Peggy K uses Shirataki noodles in this recipe, made from either tofu or yam flour or both and come in a packet in water. These noodles look exactly like regular pasta noodles and they take only minutes to prepare. By using these shirataki noodles, you are drastically cutting the calories and carbs of your dish. One cup of the noodles alone is only around 20 calories. Plus, they contain fiber keeping you full.
2 cups shiritaki elbow noodles
3/4 cup Greek yogurt
3/4 cup pureed cauliflower
1.5 tsp abodo sauce from chipotle chile
1 tbsp extra virgin olive oil
1 tbsp ground chia seeds
1 red pepper, diced
1/2 cup zucchini, grated
2 tbsp almond milk
3/4 cup aged white cheddar cheese, finely grated
to taste salt and pepper
Cauliflower Puree1 head cauliflower, chopped and stems removed
2 cloves garlic, peeled
1/4 cup extra virgin olive oil
1/2 tsp ground cumin
1/4 tsp sea salt
- Pre-heat oven to 375F.
- To prep the noodles, remove from package and boil for 3-4 minutes. Drain and pat dry removing all moisture.

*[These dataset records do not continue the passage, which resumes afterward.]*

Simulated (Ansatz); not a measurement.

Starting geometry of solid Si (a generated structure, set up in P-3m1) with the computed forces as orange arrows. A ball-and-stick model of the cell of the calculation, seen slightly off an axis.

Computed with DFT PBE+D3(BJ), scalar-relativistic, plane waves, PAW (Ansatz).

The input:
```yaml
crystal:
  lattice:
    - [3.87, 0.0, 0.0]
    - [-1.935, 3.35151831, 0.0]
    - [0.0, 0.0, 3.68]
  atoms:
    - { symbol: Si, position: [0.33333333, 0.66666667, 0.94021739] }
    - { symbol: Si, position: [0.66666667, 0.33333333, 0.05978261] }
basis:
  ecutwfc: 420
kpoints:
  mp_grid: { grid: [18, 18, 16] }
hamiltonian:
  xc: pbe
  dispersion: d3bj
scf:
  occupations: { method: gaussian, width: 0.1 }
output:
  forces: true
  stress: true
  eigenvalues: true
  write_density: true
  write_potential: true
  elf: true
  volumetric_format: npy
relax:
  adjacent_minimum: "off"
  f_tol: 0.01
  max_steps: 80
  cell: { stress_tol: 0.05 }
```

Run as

- In a large bowl, mix greek yogurt, extra virgin olive oil, ground chia, milk, cauliflower puree, adobo sauce, sea salt and pepper.
- Mix well, then stir in grated zucchini and red pepper and cheddar cheese (reserving a little for topping), then stir in noodles, mixing well.
- Add to individual ramekins. Sprinkle top with shredded cheddar cheese and bake for 15min - enough for cheese to melt - can switch to broiler half way.
- Remove from oven, let cool and enjoy!
- Steam cauliflower until tender. Add to blender with garlic, extra virgin olive oil, sea salt, cumin and blend until smooth.